Spark UI Replay Notebook

der
Valued Contributor

I need to load the Spark UI events of a long-running job.

I found this Databricks knowledge base article on the topic:
https://kb.databricks.com/clusters/replay-cluster-spark-events

However, the referenced notebook is no longer accessible.

  1. Does anyone still have a copy of that notebook?
  2. Alternatively, is there a better way to increase the default replay limit in Databricks for a completed job?

der_0-1758177009088.png

resulting into:

der_1-1758177084191.png

 

 

Khaja_Zaffer
Esteemed Contributor

Hello @der 

Good day!!

I see whole issue over here. As per the doc. the default size for spark.ui.retainedJobs is 1000.

ref: 

Khaja_Zaffer_0-1758179161839.png

 

 

Can you increase them? 

For very large logs (e.g., 5600+ jobs), scale up further (e.g., to 100000 for retainedTasks/jobs) and use a cluster with more driver memory (e.g., via spark.driver.memory 16g)

I am waiting for your response. 

der
Valued Contributor

Hi @Khaja_Zaffer 

yes I set following values:

der_2-1758181541962.png

 

And the cluster should have also enough memory

der_1-1758181451689.png

Log is activated:

der_3-1758181729042.png

 

 

 

Khaja_Zaffer
Esteemed Contributor

Okay, we can wait then. let me know if there any further issues

der
Valued Contributor

The solution works as long as the cluster is running:

der_0-1758184685442.png

However, it does not replay all jobs if cluster is terminated (Example the job cluster from pipeline finished after hours)

der_1-1758184941528.png

So how can we replay the full spark UI from a finished job cluster?

Khaja_Zaffer
Esteemed Contributor

Of course you can point it towards storage account: 

Khaja_Zaffer_0-1758185385429.png

 

Enable Spark event log delivery on your workspace/cluster (to DBFS, S3, ADLS, etc.). Otherwise you simply don’t have the logs to replay.
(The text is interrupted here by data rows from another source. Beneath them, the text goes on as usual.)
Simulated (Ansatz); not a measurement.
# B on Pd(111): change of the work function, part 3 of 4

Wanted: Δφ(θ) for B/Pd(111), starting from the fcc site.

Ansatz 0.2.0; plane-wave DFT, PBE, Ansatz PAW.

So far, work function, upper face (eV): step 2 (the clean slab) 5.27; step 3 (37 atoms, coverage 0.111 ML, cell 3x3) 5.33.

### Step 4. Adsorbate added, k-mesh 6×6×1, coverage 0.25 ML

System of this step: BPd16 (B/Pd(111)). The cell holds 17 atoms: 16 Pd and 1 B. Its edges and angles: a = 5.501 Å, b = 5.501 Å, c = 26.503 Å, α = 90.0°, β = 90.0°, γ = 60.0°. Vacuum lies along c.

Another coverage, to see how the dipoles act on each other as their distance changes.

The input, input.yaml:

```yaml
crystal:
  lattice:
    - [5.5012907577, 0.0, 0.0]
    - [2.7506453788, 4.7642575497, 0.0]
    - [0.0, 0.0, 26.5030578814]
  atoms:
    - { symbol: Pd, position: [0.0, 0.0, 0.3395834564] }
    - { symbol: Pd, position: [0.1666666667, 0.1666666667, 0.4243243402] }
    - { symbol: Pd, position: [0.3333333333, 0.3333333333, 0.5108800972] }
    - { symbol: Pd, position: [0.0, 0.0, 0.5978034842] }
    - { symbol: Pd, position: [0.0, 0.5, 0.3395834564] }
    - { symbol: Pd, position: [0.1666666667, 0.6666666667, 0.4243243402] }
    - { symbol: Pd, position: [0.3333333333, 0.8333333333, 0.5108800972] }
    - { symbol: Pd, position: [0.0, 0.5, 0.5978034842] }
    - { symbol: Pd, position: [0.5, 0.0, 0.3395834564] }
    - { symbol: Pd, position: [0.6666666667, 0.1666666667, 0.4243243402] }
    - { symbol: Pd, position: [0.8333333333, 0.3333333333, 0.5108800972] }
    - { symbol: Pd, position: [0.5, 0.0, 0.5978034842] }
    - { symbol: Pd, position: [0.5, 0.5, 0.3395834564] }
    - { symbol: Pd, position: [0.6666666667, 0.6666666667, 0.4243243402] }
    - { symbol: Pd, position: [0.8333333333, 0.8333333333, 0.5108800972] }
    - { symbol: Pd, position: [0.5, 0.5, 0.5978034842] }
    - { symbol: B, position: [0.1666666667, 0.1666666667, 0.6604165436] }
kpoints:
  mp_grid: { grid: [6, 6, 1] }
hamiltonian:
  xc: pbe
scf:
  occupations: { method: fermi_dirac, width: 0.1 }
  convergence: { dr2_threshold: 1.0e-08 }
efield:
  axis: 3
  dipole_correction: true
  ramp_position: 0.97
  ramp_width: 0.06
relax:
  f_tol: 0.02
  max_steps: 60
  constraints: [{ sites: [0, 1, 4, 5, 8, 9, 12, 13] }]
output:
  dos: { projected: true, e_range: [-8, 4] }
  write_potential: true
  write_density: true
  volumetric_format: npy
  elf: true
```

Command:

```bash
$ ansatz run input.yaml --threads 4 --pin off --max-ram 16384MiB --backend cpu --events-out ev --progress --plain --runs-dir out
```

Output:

Check spark.eventLog.enabled true

Set spark.eventLog.dir to your persistent storage path.

 

 

szymon_dybczak
Esteemed Contributor III

Hi @der ,

Here's the content of Event Log Replay notebook. You can use it to achieve your goals 🙂

szymon_dybczak_0-1758184107442.png

 

 

%scala
dbutils.widgets.removeAll()
dbutils.widgets.text("event_log_path", "", "event_log_path")
 
val eventLogPath = dbutils.widgets.get("event_log_path")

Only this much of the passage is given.